It is worth taking a step back and looking at the taxonomy of digital assets which is unfolding.

Many Board members and occupiers of the C-suite lack a reliable framework for understanding the sub-asset classes within digital assets and the true breadth and depth of their potential.

• Firstly, there are cryptocurrencies such as Bitcoin and they are effectively money-as-a-service.

• Then there are stable coins which are essentially cryptocurrencies which offer a stable means of value transfer and thus lend themselves to transactional usage rather than just speculative stores of value as many cryptocurrencies have become. There exist different approaches to structuring stable coins and it remains an ongoing area of focus and research for the community.

• Utility tokens are those tokens which represent access to a company’s product or service. The structuring of utility tokens has been a topic of hot debate within the blockchain ecosystem in order to avoid their classification as investments and thus exemption from securities regulation.

• Then there are asset-backed tokens which is an umbrella term for broadly three different types of tokens: those which are structured as securities; those which are backed by natural resources (such as gold or oil for example), and those which represent other stores of value such as fine wine, art, vintage cars and so on.

The Tokenization Opportunity

Thus there is much more to digital assets than Bitcoin or even Ethereum.

Rather it is tokenization which will be the driving force behind the next generation of capital markets and investable assets.

Tokenization portends a future whereby if anything can be tokenized and traded then it will be – the number of assets which will be traded and the quantum of capital raised in the years ahead is going to be nothing short of astounding.

This will have a liberating impact on capital and liquidity because many assets around today are illiquid and so the capital tied up in these assets is locked–think of private and commercial real estate, small and enterprises, raw materials, inventory.
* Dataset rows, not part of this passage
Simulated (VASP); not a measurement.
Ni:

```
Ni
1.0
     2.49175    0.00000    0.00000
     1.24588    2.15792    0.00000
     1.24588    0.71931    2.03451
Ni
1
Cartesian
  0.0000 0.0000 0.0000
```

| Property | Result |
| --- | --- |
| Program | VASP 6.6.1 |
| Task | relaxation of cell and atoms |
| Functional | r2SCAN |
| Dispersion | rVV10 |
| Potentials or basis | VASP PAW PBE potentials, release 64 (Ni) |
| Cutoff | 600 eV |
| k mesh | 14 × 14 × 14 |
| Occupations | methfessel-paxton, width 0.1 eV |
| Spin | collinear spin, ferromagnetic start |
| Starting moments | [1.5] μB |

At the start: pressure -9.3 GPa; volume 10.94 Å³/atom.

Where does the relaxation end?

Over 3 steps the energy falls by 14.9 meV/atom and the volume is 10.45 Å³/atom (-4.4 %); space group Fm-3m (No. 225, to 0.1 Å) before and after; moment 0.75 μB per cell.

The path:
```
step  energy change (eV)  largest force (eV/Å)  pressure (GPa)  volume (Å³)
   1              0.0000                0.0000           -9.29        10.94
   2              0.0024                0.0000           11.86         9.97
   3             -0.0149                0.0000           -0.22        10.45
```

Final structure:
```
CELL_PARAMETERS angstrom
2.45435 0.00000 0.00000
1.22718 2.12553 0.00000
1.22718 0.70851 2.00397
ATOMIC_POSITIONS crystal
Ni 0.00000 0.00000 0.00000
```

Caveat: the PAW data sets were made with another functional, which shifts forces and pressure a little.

Indeed, there are huge parts of emerging markets where governance has compounded this problem and thus limited access to capital and the creation of collateral – all that will change through tokenization and blockchains.

Right now the race is on to build a regulatory compliant token platform whereby any asset, enterprise, or project can tokenize itself and then quickly and efficiently raise capital from a global pool of investors.

An entirely new global financial system is being built based upon data sovereignty, counterparty risk-mitigation, tokenization, and smart contract automation.

It is the biggest change to capital markets in history.